Review by Sean Boelman
Mystify: Michael Hutchence, directed by Richard Lowenstein, is a new music documentary about the eponymous frontman of iconic rock group INXS. Although the film is ultimately quite conventional, Hutchence’s story is interesting and Lowenstein’s approach to it is unique enough to make this a must-see for fans of the musician.
The movie explores Hutchence’s life and career from his rise to fame with INXS to his unfortunate death in 1997. For a film coming out years after the passing of its subject, and without any special occasion commemorating its release (such as an anniversary of an important event in Hutchence’s life), the movie does a good job of making itself feel like more than a nostalgia-driven cash-grab. Instead, it’s a reflection on the ups and downs in the life of a troubled artist.
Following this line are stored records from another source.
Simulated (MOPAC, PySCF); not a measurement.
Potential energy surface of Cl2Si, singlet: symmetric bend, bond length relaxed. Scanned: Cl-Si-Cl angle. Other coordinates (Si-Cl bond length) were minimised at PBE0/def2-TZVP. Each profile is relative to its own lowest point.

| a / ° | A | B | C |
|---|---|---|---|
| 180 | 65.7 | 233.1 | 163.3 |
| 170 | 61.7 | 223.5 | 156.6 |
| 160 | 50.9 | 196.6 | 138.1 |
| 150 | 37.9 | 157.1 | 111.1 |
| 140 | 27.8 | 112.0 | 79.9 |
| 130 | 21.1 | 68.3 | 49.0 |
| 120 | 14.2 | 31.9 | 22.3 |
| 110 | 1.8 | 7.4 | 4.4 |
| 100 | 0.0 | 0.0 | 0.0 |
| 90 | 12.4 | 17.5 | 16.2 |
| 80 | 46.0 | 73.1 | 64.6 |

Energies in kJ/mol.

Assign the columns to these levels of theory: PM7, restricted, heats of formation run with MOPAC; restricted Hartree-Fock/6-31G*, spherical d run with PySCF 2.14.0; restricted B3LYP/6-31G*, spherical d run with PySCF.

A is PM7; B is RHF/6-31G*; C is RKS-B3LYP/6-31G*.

Hutchence obviously has a large fanbase because of the popularity of the band which he fronted, and his story is one of the more well-known cautionary tales about the cost of fame. Lowenstein presents the musician in a way that does not idolize him, but portrays him as the flawed human he was, struggling with issues that many cope with on a daily basis. As a result, the film allows viewers, particularly fans, to feel closer to Hutchence than ever before.
That said, the movie does fall victim at times to feeling a bit too sanitized. Even though Hutchence’s struggles with depression are presented in a very truthful and matter-of-fact way, these struggles don’t receive enough of the screen time. While it is nice to see these issues depicted on screen at all, one can’t help but feel like this story had the potential to be the vector to sway public opinion.
The pacing of the film is admittedly a bit tedious at times because it does follow the formula of the traditional rock doc pretty closely, but ultimately, there are interesting segments spread throughout that will keep the audience’s interest. However, these more fascinating portions, such as an exploration of Hutchence’s image and how it affected his depression, are often glossed over in favor of the more well-known music industry elements.
Archive footage from INXS concerts are sprinkled throughout and will satisfy fans’ cravings to hear some of the band’s greatest hits, but these songs perhaps could have been used more effectively to back Hutchence’s story. Other soundtrack choices, such as the inclusion of a song by French musician Serge Gainsbourg, are entertaining but distract from the primary narrative.
Lowenstein does a very good job of assembling the movie in a way that feels compelling and personal. Likely the most interesting decision that he makes is to use Hutchence’s own words from archive interviews to provide a narration, and this allows the audience to connect with the film on another level. Even though Hutchence is no longer alive, it is great to hear his story from his own mouth.
While it is certainly conventional, Mystify: Michael Hutchence delivers a compelling rock doc that takes advantage of the tragic story of its subject. It isn’t the most uplifting of films, but the message this story holds is an important and timely one.
Mystify: Michael Hutchence plays in theaters for one night only on January 7.